Published on Feb. 16, 2004

Mrs. Jones came in with her 13-year-old son for an annual physical. Jake was clearly not happy to be here.

“Jake,” I said as I entered the room. “How are things going?” He mumbled something in reply. “I didn’t hear you,” I responded.

“Fine,” he murmured.

“Good. Now let’s see how much you’ve grown in the past year. Two and a half inches! Excellent, Jake.” His face became animated at my declaration.

From this point on he was more communicative--clearly pleased with his growth. As the examination came to an end mom cleared her throat and said, “Doctor, Jake doesn’t want me to ask you this, but I want your opinion.”

“Oh, Mom! I told you to forget it.”

“What’s the question, Mrs. Jones?” Jake sighed and frowned, obviously unhappy with the conversation.

“How much time should a 13-year-old boy spend at the computer?”

“MOM!” he groaned as he scowled at her.

“As long as it takes to get his homework done,” I replied.

“No, it’s not the homework time. It’s the game playing, chat time and---you know,” Mrs. Jones pleaded. Mom and Jake began arguing about the use of the computer.

“Please. Arguing will settle nothing,” I directed. “Let’s look at the facts about computer use.” I have encountered this discussion three-to-four times each week. Let me point out a few things about this encounter.

First, as a parent do not get dragged into an argument. Decide what you want after listening to your child’s thoughts. Then make a fair and clear decision. State it without further, senseless banter that only leads to your loss of temper and angry words that hurt instead of direct.

Second, the main point is TIME in front of the screen. As an entertainment tool the computer monitor and the television screen are equivalent. The time you deem reasonable as a family must encompass television watching and computer/internet use for enjoyment. If one hour of television is your rule, then that is the one hour of screen entertainment. No one can decide your family rules. But one hour on a school night is appropriate. It would be unwise to exceed more than two hours.

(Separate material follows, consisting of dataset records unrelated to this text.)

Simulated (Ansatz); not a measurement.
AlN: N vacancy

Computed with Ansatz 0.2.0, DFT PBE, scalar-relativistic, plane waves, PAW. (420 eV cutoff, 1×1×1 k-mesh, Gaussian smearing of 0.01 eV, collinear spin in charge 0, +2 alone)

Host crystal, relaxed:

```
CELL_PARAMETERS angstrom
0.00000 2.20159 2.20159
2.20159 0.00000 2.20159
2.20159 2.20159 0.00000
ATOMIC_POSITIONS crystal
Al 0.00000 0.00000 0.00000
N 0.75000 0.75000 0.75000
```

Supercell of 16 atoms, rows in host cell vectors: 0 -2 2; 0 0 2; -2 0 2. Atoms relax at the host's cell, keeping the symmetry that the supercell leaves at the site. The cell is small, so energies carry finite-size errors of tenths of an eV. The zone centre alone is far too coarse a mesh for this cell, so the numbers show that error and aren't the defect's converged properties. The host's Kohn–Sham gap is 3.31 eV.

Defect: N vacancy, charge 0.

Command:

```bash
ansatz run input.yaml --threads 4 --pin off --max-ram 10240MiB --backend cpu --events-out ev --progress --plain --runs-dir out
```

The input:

Computer use can be educational. Doing homework on it is perfectly acceptable. Playing games or internet chatting is strictly entertainment, and should be equated to television time.

Often I hear, “What can I do? He says he is doing homework, but I see him playing games.” What can you do? Well, lets remember who’s the parent, who sets the rules and who enforces them. Yes, THE PARENT!

As a parent you have to love your children enough to do the unpleasant task of guiding them toward appropriate behavior. This applies even when they don’t like your rules.

The relation of child-to-parent is not a democratic one, where rules are voted on by the family members. The role of the parent is best described as a benevolent dictator, giving direction to the important things that involve work ethics, moral and spiritual matters and issues of safety. One can apply democracy to issues such as which movie to see, or where to eat out.

Jake and Mrs. Jones stood to leave. I knew more arguing would continue. Jake would undoubtedly win. Thus, mom would have to exclaim to anyone who would listen, “What am I to do? He always gets his way!” Evidently she did not hear my advice.